Monday, August 30, 2010

Disruptive Technology at SC'10

Ateji PX has been selected for presentation at the Disrupted Technologies exhibit part of the SuperComputing 2010 conference.


"Each year, the SC Conference seeks out new technologies with the potential to disrupt the HPC landscape as we know it. Generally speaking, “disruptive technology” refers to drastic innovations in current practices such that they have the potential to completely transform the high-performance computing field as it currently exists — ultimately overtaking the incumbent technologies or software tools in the marketplace. For SC10, Disruptive Technologies examines new computing architectures and interfaces that will significantly impact the high-performance computing field throughout the next five to 15 years, but have not yet emerged in current systems. The Disruptive Technologies exhibits, located in the SC10 exhibit hall, will showcase technologies ranging from storage, programming, cooling and productivity software through presentations, demonstrations and an exhibit showcase.

Selected technologies for SC10 will be on display during regular exhibit hall hours. Please stop by the booth for more information on the presentations and demonstrations schedule."

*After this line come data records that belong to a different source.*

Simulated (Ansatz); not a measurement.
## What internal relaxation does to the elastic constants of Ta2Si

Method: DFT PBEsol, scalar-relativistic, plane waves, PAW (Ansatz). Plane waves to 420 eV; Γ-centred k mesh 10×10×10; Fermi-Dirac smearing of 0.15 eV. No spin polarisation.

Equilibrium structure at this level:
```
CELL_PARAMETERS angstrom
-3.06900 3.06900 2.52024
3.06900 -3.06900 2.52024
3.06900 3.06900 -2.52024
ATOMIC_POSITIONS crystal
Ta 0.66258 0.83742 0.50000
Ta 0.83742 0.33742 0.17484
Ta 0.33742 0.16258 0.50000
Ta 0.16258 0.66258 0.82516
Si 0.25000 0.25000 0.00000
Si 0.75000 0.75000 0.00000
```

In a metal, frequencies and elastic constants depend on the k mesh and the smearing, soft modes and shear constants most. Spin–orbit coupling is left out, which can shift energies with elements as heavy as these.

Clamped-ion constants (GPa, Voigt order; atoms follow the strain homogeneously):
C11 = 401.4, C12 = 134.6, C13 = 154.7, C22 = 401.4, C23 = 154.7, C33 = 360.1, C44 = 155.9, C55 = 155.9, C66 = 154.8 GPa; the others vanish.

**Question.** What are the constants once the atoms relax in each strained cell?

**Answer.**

See you in New Orleans, November 13-19.

Sunday, August 15, 2010

Explaining parallelism to my mother with the Mandelbrot demo

We have put online an Ateji PX version of the Mandelbrot set demo.

You specify the number of processor cores to be used for the computation using a slider (lower right), ranging from 1 to the number of available cores on your computer. My mom's PC has two cores:


Look 'ma, when the slider is on 1, you see only one guy painting. When the slider is on 2, you see two guys painting at the same time:


Now 'ma is finally able to proudly explain what her son is busy at. We're actually using the same demo with CTO's and high-ranking managers in large corporations.

For us developers, here's the code. Since dots are independent of each other, we use a simple for loop:


for (int x:nx, int y:ny){
   compute( x , y );
}


You can see the code used in the demo under the "Source Code" tab. Parallelizing the for loop is simply a matter of inserting parallel bars right after the for keyword:


for ||(int x:nx, int y:ny){
   compute( x , y );
}


The demo also shows some advanced features of loop splitting. By default, the work is split in blocks in order to get one block per processors. However, you can see on the Mandelbrot demo that some blocks take more time to compute than others (blacks dots take more time). The result is that although the work has been split in parallel across a number of workers, we end up waiting for the one worker who has the more black dots. This is not the most efficient way of leveraging parallel hardware.

In such cases, the solution consists in splitting work in smaller blocks. You can play with block splitting in the "Advanced Settings" area (lower left). The effect on the source code is to insert the corresponding #BlockSize annotation:


for ||(#BlockSize(30), int x:nx, int y:ny){
   compute( x , y );
}


You can learn more about Ateji PX loop splitting in the language manual, downloadable from Ateji's web site.